The end goal is to add the newly developed app on both the Play store and the App store. So, we need to find the app profiles which are successful in both the markets. So, we start by determining the most common genre for each market by using frequency table. By default, the frequency tables are not sorted. We try to sort them for easy readibility.

In [None]:
# Google play store
android_genre_count = {}

for row in android_final:
    genre = row[1]
    if genre in android_genre_count:
        android_genre_count[genre] += 1
    else:
        android_genre_count[genre] = 1
        
# IOS App store
ios_genre_count = {}

for row in ios_final:
    genre = row[-5]
    if genre in ios_genre_count:
        ios_genre_count[genre] += 1
    else:
        ios_genre_count[genre] = 1  
        
#in percentages: frequency table
def freq_table_percentages(dataset, index):
    table = {}
    total = 0
    
    for row in dataset:
        total += 1
        value = row[index]
        if value in table:
            table[value] += 1
        else:
            table[value] = 1
            
    table_percentages = {}
    
    for value in table:
        percentages = (table[value]/total)*100
        table_percentages[value] = percentages
    print(total)
    return table_percentages

def freq_table(dataset, index):
    table = {}
    total = 0
    
    for row in dataset:
        total += 1
        value = row[index]
        if value in table:
            table[value] += 1
        else:
            table[value] = 1
            
            
    return table

android_genre_percentages = freq_table_percentages(android_final, 1)
ios_genre_percentages = freq_table_percentages(ios_final, -5)


In [None]:
#printing the frequency table after sorting them
def display_table(dataset, index):
    table = freq_table_percentages(dataset, index)
    table_display = []
    
    for key in table:
        key_val_tuple = (table[key], key)
        table_display.append(key_val_tuple)
        
    table_sorted = sorted(table_display, reverse = True)
    for entry in table_sorted:
        print(entry[1], ':', entry[0])
        
        
print(display_table(android_final, 1))
print('\n')
print(display_table(ios_final, -5))
print('\n')
print(display_table(android_final, -4))

### Discussion
The analysis of the data shows that the AppStore is dominated by Games. THe Google playstore is more balanced with Family, Game and tools having similar polularity. On a closer look on the google play store, we see that the Family category have games in it. On a whole, Games seems to be the most common genre for free and english apps on both the App store and Play store. Bu, this tells us only about which apps are present more in number and not ablut the popularity of the apps in terms of the users using it. 
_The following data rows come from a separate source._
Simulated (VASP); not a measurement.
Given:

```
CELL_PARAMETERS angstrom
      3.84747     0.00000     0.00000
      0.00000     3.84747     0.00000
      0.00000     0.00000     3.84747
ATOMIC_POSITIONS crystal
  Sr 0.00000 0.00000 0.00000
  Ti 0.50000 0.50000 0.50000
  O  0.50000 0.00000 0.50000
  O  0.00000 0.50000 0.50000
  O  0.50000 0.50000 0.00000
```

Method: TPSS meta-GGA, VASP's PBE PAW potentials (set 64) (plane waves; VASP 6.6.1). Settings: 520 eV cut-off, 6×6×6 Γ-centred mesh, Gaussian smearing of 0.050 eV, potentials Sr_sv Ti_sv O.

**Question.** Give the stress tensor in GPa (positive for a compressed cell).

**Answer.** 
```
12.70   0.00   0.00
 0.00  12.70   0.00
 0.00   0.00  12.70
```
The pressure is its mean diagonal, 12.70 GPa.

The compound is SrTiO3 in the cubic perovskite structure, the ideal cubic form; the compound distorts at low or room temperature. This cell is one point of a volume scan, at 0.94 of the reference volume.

### 3.2 Most popular app by Genre
Analyzing this metric gives us an idea of average user ratings per app genre. This can be thought of as the total number of user ratings or installs.

### 3.2.1 In AppStore of IOS

In [None]:
genres_ios = freq_table(ios_final, -5)


for genre in genres_ios:
    total = 0
    genre_count = 0
    
    for row in ios_final:
        genre_1 = row[-5]
        
        if genre == genre_1:
            n_ratings = float(row[5])
            total += n_ratings
            genre_count += 1
    avg_ratings = total / genre_count
    print(genre + ' : ' + str(avg_ratings))
        


In [None]:
for app in ios_final:
    if app[-5] == 'Navigation':
        print(app[1], ':', app[5])

In [None]:
for app in ios_final:
    if app[-5] == 'Social Networking':
        print(app[1], ':', app[5])

In [None]:
for app in ios_final:
    if app[-5] == 'Reference':
        print(app[1], ':', app[5])

### Discussion
The nagivation apps seems to highest average customer ratings. But, this data is highly skewed because of Waze and Google maps. On an other hand, Social Networking apps are more balanced with most ratings belonging to Facebook and Pininterest. Similarly, in Reference genre, the Bible and dictornary skews up the entire ratings. This presents an interesting idea that a famous or much read book can be turned into an app. 

### 3.2.2 In PlayStore of Google

In [None]:
categories_android = freq_table(android_final, 1)

for category in categories_android:
    total = 0
    len_category = 0
    for app in android_final:
        category_app = app[1]
        if category_app == category:            
            n_installs = app[5]
            n_installs = n_installs.replace(',', '')
            n_installs = n_installs.replace('+', '')
            total += float(n_installs)
            len_category += 1
    avg_n_installs = total / len_category
    print(category, ':', avg_n_installs)

In [None]:
for app in android_final:
    if app[1] == 'COMMUNICATION' and (app[5] == '1,000,000,000+'
                                      or app[5] == '500,000,000+'
                                      or app[5] == '100,000,000+'):
        print(app[0], ':', app[5])

In [None]:
for app in android_final:
    if app[1] == 'BOOKS_AND_REFERENCE':
        print(app[0], ':', app[5])

In [None]:
for app in android_final:
    if app[1] == 'BOOKS_AND_REFERENCE' and (app[5] == '1,000,000,000+'
                                            or app[5] == '500,000,000+'
                                            or app[5] == '100,000,000+'):
        print(app[0], ':', app[5])

### Discussion
The communication apps have the most customer ratings, but this statistic is highly skewed due to a group of most-downloaded apps such as facebook, Whatsapp and Skype. This number would come down dramatically if these popular apps would not be considered. It is also found that, on android, the books and reference apps have the highest downloads. But, due to the large number of libraries present in the Google play store, it would become necessary to have a differentiator between our app and other apps by adding a few extra features. 

## Conclusion
On both the appstore and play store, the apps concerned with online reading or e-books are most downloaded. This might be a niche market to explore and might actually be practical to develop an app in this genre. Other genres might be possible but difficult to monitize as social newtworking apps have a high customer churn. other apps like weather and finance apps might need more initial capital upfront to hire domain experts. But, it is important to have a differentiating feature between our app and other apps on the market.